The ROC AUC score is a popular metric to evaluate the performance of binary classifiers. To compute it, you must measure the area under the ROC curve, which shows the classifier's performance at varying decision thresholds.
This chapter covers how to plot the ROC curve, compute the ROC AUC and interpret it. We will also showcase it using the open-source Evidently Python library.
Want to keep tabs on your classification models? Automate the quality checks with Evidently Cloud. Powered by the leading open-source Evidently library with 20m+ downloads.
Want to keep tabs on your classification models? Automate the quality checks with Evidently Cloud. Powered by the leading open-source Evidently library with 20m+ downloads.
The ROC curve stands for the Receiver Operating Characteristic curve. It is a graphical representation of the performance of a binary classifier at different classification thresholds.
The curve plots the possible True Positive rates (TPR) against the False Positive rates (FPR).
Here is how the curve can look:
Each point on the curve represents a specific decision threshold with a corresponding True Positive rate and False Positive rate.
ROC AUC stands for Receiver Operating Characteristic Area Under the Curve.
ROC AUC score is a single number that summarizes the classifier's performance across all possible classification thresholds. To get the score, you must measure the area under the ROC curve.
ROC AUC score shows how well the classifier distinguishes positive and negative classes. It can take values from 0 to 1.
A higher ROC AUC indicates better performance. A perfect model would have an AUC of 1, while a random model would have an AUC of 0.5.
To understand the ROC AUC metric, it helps to understand the ROC curve first.
Let’s explain it step by step! We will cover:
The ROC curve plots the True Positive rate (TPR) against the False Positive rate (FPR) at various classification thresholds. You can derive TPR and FPR from a confusion matrix.
A confusion matrix summarizes all correct and false predictions generated for a specific dataset. Here is an example of a matrix generated for a spam prediction use case:
You can calculate the True Positive and False Positive rates directly from the matrix.
TPR (True Positive rate, also known as recall) shows the share of detected true positives. For example, the share of emails correctly labeled as spam out of all spam emails in the dataset.
To compute the TPR, you must divide the number of True Positives by the total number of objects of the target class – both identified (True Positives) and missed (False Negatives).
In the example confusion matrix above, TPR = 600 / ( 600 + 300) = 0.67. The model successfully detected 67% of all spam emails.
FPR (False Positive rate) shows the share of objects falsely assigned a positive class out of all objects of the negative class. For example, the proportion of legitimate emails falsely labeled as spam.
You can calculate the FPR by dividing the number of False Positives by the total number of objects of the negative class in the dataset.

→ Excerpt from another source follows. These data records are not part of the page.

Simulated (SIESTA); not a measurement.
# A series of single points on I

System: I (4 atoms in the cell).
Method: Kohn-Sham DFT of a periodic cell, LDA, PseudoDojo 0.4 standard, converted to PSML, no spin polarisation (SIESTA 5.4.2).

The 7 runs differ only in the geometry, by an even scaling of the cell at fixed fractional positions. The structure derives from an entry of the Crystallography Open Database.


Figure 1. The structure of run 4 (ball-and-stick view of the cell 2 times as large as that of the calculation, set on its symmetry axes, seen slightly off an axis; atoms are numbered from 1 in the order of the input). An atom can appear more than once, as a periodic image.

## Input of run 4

You can think of the FPR as a "false alarm rate."
In our example, FPR = 100 / (100 + 9000) = 0.01. The model falsely flagged 1% of legitimate emails as spam.
To create the ROC curve, you need to plot the FPR values against TPR values at different decision thresholds.
You might ask, what do "different" TPR and FPR values mean? Did we not just calculate them once and for all?
In fact, we calculated the values for a given confusion matrix at a given decision threshold. But for a probabilistic classification model, these TPR and FPR values are not set in stone.
You can vary the decision threshold that defines how to convert the model predictions into labels. This, in turn, can change the number of errors the model makes.
A probabilistic classification model returns a number from 0 to 1 for each object. For example, for each email, it predicts how likely this email is spam. For a given email, it can be 0.1, 0.55, 0.99, or any other number.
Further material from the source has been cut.